CSV is far from perfect, but it's nice that I can easily work with them without ...

jrumbut · on Aug 19, 2021

The real advantage of CSV, in my mind, is that if the CSV is valid and normal then it's going to be a rectangular dataset (ignoring semantics within the dataset).

If I import JSON data I have no idea what shape the result will be in, and it requires a separate standard to let me know about columns and rows and validation can get complicated.

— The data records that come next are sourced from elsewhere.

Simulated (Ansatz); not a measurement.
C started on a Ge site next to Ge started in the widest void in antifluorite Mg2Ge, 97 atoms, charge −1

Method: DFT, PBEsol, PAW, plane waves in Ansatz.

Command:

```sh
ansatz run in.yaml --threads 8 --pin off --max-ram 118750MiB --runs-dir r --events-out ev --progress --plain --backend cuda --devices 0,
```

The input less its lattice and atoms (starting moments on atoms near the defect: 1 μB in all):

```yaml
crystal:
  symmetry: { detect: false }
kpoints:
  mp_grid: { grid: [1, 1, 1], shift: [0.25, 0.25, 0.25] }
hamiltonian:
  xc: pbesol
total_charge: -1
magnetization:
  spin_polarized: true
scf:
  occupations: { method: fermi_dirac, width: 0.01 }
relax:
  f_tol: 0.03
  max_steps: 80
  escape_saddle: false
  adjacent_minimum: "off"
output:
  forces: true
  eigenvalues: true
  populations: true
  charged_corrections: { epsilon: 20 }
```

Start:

justinator · on Aug 19, 2021

CSV is that way too. There's nothing that says each row has to have the same number of what maps out to columns, or anything that tells me what those columns really represent (there's no schema). You could use the first line of the CSV doc to say what each tuple is named, but that's not a standard or anything. And without a schema, it certainly could be easy to lose the metadata of the info the CSV file is trying to represent. Is this column just a bunch of numbers or a date format? (for example). CSV is OK for importing and exporting data across systems that know what the format is without the help of a schema, but anything else and you run into a pile of edge cases. Even using a CSV file to import into a spreadsheet works usually but context is often lost.

Frankly, I love the format.

emmelaich · on Aug 19, 2021

It's funny to complain about CSV when JSON is also a minefield: http://seriot.ch/parsing_json.php

CSV is fine .. usually

dheera · on Aug 18, 2021

CSV is still easier to parse because the C++ dudes still refuse to implement some kind of nice operator-overloaded interface like

    #include <json>

    std::json myjson("{\"someArray\": [1,2,3,4,{\"a\": \"b\"}]}");
    std::cout << (std::string)myjson["someArray"][4]["a"];

and the result is we have 50 different rogue JSON libraries instead of an STL solution. Until the STL folks wake up, boost::split can deal with the CSV.

mivade · on Aug 18, 2021

https://github.com/nlohmann/json

dheera · on Aug 18, 2021

ooh this is nice. STL should adopt it

meepmorp · on Aug 18, 2021

Thank you!

RodgerTheGreat · on Aug 19, 2021

A string split function is a poor choice if there's any possibility the CSV file contains quoted fields. Robust handling of both CSV and JSON requires a parser. In my experience, CSV can actually be trickier than JSON to parse because there are so many edge cases, alternatives, and ambiguities.

sgolestane · on Aug 19, 2021

Nice as long as JSON is valid and not too big.

08-15 · on Aug 18, 2021

> All I need is file I/O and the ability to split strings.

...until there is a newline inside a field.

The moronic quoting mechanism of CSV is one half of the problem; people like you, who try to parse it by "just splitting strings" is the other half. The third half is that it's locale dependent and after 30+ years, people still don't use Unicode.

kermatt · on Aug 19, 2021

Never write your own parser, especially as just string.split(), and when possible don't use C(omma)SV formats, but C(haracter)SV, aka DSV: https://en.wikipedia.org/wiki/Delimiter-separated_values

There are non-printable, non-typable characters specifically defined as separators (ASCII 28-31) with UTF equivalents.

7thaccount · on Aug 19, 2021

As printed above, I'm not writing software where that would be a problem. In general if I was writing a commercial application or something in production where I don't control all the inputs I would agree 100%, but I'm lucky to not have those problems. I could use a bunch of libraries and additional code to try to catch non-existent errors I don't have, or fix my actual problems and move on.

I appreciate the perspective though for sure. I'm guilty of the same thing on HN, where I assume people have the same uses as me when they're writing code that has to be extremely robust or blazingly fast.

7thaccount · on Aug 19, 2021

You've assumed an awful lot about my use cases. The data I deal with in .CSV form is always pre-processed and doesn't have any of the minefield occurrences you've mentioned. There can't be a newline or anything like that in an input. In my decade of using .CSV files daily, I've only had one tertiary system where that is a problem.

Also, when doing interactive work, it's a bit different than writing production IT software.

08-15 · on Aug 19, 2021

So you're not actually parsing CSV and your comment was off-topic. Thank you for the clarification.

7thaccount · on Aug 19, 2021

Define parsing. I'm still going through GB of data in thousands of files and building complex reports, and data structures for scientific analysis. Just because I don't need thousands of lines of code to navigate edge cases doesn't mean I'm not parsing .CSV files.